10 fun ways to teach your children about money!

As a parent it’s up to you to try teach your children good money habits so you can set them up for life with good financial skills. Whether or not you were lucky enough to be taught the basics about money from a young age, it’s an important life skill to pass onto your kids. But how do you go about it in a way that’s fun and educational at the same time?
We have put together this list of 10 fun ways to teach your children about money to help you teach them one of the most important life skills: financial literacy!

  1. Don’t talk negatively about money in front of your children. They will pick up on negative habits towards money, and live by your example. As with anything, set them the best example as you can! Even if you’re not in the best situation financially, teach them how you’re learning from your mistakes by repaying your debt, instead of what a nightmare money can be!
  2. Give them an allowance. Start with something little, and alter it by what age each child is. Monitor their spending habits and build a picture of what each child is like with their money. That way you can tailor what to work on with each individual child.
  3. Create a job chart. You can make your own spreadsheet to monitor them or https://myjobchart.com/ is a great resource which also teaches them about money management and good work ethics! Making bigger jobs earn more money will begin to teach them about value, and make some jobs earn nothing as their normal household contribution.

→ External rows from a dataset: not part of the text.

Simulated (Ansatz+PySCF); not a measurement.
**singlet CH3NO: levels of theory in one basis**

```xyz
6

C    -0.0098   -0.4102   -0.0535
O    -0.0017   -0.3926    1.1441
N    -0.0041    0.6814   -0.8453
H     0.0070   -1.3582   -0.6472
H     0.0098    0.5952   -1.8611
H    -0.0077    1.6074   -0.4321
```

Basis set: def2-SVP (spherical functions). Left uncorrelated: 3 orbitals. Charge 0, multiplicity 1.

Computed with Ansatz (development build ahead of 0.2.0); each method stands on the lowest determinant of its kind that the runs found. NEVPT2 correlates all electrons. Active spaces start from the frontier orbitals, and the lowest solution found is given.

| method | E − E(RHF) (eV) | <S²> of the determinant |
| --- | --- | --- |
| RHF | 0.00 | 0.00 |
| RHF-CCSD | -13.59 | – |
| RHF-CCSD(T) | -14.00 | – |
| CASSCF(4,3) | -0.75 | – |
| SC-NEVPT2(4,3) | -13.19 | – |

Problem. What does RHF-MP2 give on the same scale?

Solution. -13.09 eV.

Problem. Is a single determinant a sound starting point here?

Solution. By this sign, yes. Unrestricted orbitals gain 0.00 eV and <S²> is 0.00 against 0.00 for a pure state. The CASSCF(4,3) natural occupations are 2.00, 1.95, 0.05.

  4. Start a savings account. You could start with an amount like $50.00, so you can show them how interest works. Let them know they can add to this at any time, but if they want to take money from here for something they will have to sit down with you and discuss why and what for. You don’t have to say no, but just make sure they understand the consequences.
  5. Give them spend and save jars. They can put as much as they want in each jar, but each time they do explain what it will mean for them. For example, if one child only puts money in their spend jar, explain that the child who has been saving will have more money when it comes to holidays. Take them to the bank each month and let them deposit their money.
  6. Teach them about wants vs needs. It is important to explain the idea to them when they’re spending their money, but not to stop them if it is a want. Let them learn from their mistakes, and make sure when you weigh it up for something that you explain why you did or didn’t buy it.
  7. Reward your children for saving on household costs. Teach them about how switching lights off when you’re not using them and having shorter showers saves you money. Then if they have helped with a significant saving, reward them with some extra money in their allowance. This will begin to teach them ways to bring costs down.
  8. When you’re shopping for groceries, ask them questions about cost, to get them thinking about why products cost different prices. For example, why do you think the Arnotts’ biscuits cost more than the budget brand? Get them to think about quality vs cost, branding, different sizes, and discounts. Also explain why you would choose one product over another, when researching your own buys.
  9. Get them to buy a specific product, compare amongst brands, and explain to you why they chose this one. An example is toothpaste. Ask them to explain the value they saw in the specific product, for example “this toothpaste was bigger!” You can explain the value of a bigger amount etc.
  10. Take them to the mall and ask them to observe different ways of spending and earning. Ask them questions about how they have paid (to help them understand different forms of spending), and on what? Is what they’re buying a necessity like groceries, or are they buying lunch at a flash restaurant. Get them to point out the people who are in fact earning money, and show them products someone could spend a whole day’s work on.